What a Peruvian native language expert thinks about Google Translate adding Quechua and Aymara to its list

Peruvian linguist and Quechua researcher Carlos Molina spoke with Peru Reports and told us about the quality of Google Translate's translations.

Peruvian girls from the Andes. Image courtesy of Alexander-Schimmeck via Unsplash.

Google announced during its Google I/O 2022 conference in May that it would add 24 new languages to its Google Translate translation tool, including Aymara and Quechua, native languages widely spoken in Peru. 

Both languages pre-date the Incan Empire and millions of the descendants of the Aymara and Quechua peoples speak dialects of these languages today -so much so in fact that countries like Peru and Bolivia include them alongside Spanish as official languages.  

Google estimates that Quechua is used by around 10 million people in Argentina, Peru, Bolivia, Ecuador and surrounding countries; while the Aymara language is used by about 2 million people in Argentina, Bolivia, Chile and Peru. 

We spoke with a Peruvian linguistics expert to hear how the community has reacted to having their native languages added to a tool from one of the world’s most powerful search engines. 

“It has been a huge surprise that Google has developed a translation system for indigenous languages, including Quechua and Aymara,” Peruvian linguist, teacher, and Quechua researcher Carlos Molina Vital told Peru Reports.

Carlos Molina, Linguist, teacher, Quechua researcher. Image of courtesy

Mr. Molina, who is a Quechua instructor at the Center for Latin American and Caribbean Studies at the University of Illinois at Urbana-Champaign, said Google’s announcement “was unexpected, because nothing had been heard about this project among those of us who work with Andean languages.”

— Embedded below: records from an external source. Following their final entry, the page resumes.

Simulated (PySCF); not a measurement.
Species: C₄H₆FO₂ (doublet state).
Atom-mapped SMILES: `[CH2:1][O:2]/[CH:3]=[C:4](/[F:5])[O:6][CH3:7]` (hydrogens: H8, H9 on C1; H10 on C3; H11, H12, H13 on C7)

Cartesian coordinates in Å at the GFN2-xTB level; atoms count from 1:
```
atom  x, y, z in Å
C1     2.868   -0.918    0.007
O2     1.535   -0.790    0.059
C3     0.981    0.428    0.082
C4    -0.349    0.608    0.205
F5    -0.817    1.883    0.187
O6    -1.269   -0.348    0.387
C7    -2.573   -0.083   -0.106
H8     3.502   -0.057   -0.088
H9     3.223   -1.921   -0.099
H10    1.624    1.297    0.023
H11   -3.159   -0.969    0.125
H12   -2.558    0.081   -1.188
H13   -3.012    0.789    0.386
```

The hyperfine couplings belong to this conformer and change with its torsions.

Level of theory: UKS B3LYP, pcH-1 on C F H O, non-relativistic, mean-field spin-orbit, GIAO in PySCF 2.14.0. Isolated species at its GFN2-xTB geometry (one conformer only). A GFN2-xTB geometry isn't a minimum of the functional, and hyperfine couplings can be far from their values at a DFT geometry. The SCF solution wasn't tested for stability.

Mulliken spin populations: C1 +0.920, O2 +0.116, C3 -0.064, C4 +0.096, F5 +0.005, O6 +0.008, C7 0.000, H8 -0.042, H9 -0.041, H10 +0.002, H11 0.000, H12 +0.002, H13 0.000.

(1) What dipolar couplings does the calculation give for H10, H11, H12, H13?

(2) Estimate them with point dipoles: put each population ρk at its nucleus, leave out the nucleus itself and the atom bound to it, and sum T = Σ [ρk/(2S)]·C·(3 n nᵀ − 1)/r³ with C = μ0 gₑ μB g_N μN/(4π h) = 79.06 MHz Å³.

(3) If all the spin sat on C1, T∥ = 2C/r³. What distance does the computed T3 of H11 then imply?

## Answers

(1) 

“However, this has been a project developed over several years. Google developed a machine learning system that translates into another language without ever having seen an example before,” said the instructor. “They have reached a point where a machine can infer rules to understand (and translate) a specific language, using as models other different languages that do have translations. That is a huge step in computational linguistics.”

The quality of Google’s translations

According to Mr. Molina, the  “level of translation is good” and “it is definitely more than acceptable.”

“Google is capable of translating entire paragraphs from different sources written in southern Quechua (the variety spoken from Huancavelica to southern Bolivia). Of course, there are still problems and flaws and inconsistencies, but most of the time, it gets it right,” he assured.

Google Tran
An example of Google Translate working with Quechua. Image courtesy of ANDINA

For Mr. Molina, one of the advantages of the translator “is that it is very flexible with spelling.” He explained that “a language with little written tradition like southern Quechua has different spellings, but the translator accepts many variations for the same word.”

According to the expert, this “helps people who are not experts in official writing to be able to use this translator without problems.” 

How can native peoples benefit?

Mr. Molina believes that there are many ways this translation tool will be useful to native language speakers.

“The technology behind machine translation may be extended in the future to other languages with fewer written sources, including Ancashino Quechua, Huanca, Huanuqueño, as well as the languages of the Amazon,” he said.

He also pointed out that aranslator like Google’s can make texts in Spanish “quickly available in Quechua.”

“The translator can also be used to facilitate the reading of electronic texts that are distributed among students in rural schools. The same can happen with public health services, police stations, courts. The list is huge and this translator is a ‘game changer,’” said Mr. Molina excitedly.

For the linguist, it was important to remind readers that “technology is not made for just a few languages, but can cover all languages.” And the contributions to society from the millions of Quechua and Aymara speakers should not be impeded by technology.  

Peruvian woman from the Andes. Image courtesy of Sander Lenaerts via Unsplash

“Quechua men and women are in the modern world today …they study at top-tier universities, they have a presence on social networks, they are opinion leaders,” said Mr. Molina.

“For that reason it is the right of every Peruvian to access what others say or write in Quechua. Similarly, it is a right of the Quechua population to be able to access information efficiently and clearly. This translator is a great step towards the democratization of knowledge from an intercultural perspective.”